4. Three exciting keynotes: In the largest lecture hall of KIT, the Audimax, the participants had the opportunity to listen to three different keynotes. Christine Borgman, professor at the University of California, addressed in her keynote the opportunities as well as problems in developing global research infrastructures and argued for a broader focus on knowledge infrastructures, that is, robust networks of people, artifacts, and institutions for the production, exchange, and preservation of knowledge. Mark Wilkinson, who was influential in coining the term “FAIR principles,” spoke in his keynote about what steps need to be fulfilled to get closer to the goal of increasing data reusability.

The public evening lecture of Julia Janssen, a Dutch artist, focused on how much data can flow from the user to hundreds of companies with just one click and what the situation is with regard to data protection in a digital society.

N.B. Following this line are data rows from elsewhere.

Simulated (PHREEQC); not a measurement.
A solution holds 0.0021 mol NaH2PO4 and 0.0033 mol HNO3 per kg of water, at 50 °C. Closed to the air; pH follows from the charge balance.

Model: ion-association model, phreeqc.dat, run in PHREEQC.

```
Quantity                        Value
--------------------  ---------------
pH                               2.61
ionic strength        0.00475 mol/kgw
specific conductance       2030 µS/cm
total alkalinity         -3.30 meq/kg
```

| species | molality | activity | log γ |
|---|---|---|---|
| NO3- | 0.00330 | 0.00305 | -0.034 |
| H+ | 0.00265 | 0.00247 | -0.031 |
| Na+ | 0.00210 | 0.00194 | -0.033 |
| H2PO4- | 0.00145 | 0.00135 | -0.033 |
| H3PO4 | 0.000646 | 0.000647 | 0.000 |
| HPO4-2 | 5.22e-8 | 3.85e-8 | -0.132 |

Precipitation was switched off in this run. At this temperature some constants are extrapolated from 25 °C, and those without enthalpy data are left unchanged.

The videos of the keynotes will be published on Youtube: https://www.youtube.com/@nfdi

5. Side programme: On Wednesday, an extensive evening program was offered. The participants could choose between an excursion to the Campus North of the KIT, a conference dinner and a visit to the Schlosslichtspiele in the city of Karlsruhe. All activities focused on the common exchange and the motto “Connecting Communities”.

Conclusion: We are pleased that the first CoRDI was a complete success thanks to a lively participation. We are overwhelmed by the demand and glad that the motto “Connecting Communities” has become a reality.

The next edition will take place in 2025. A different format for exchange is planned for next year: The event in Berlin will focus on “EOSC meets NFDI”.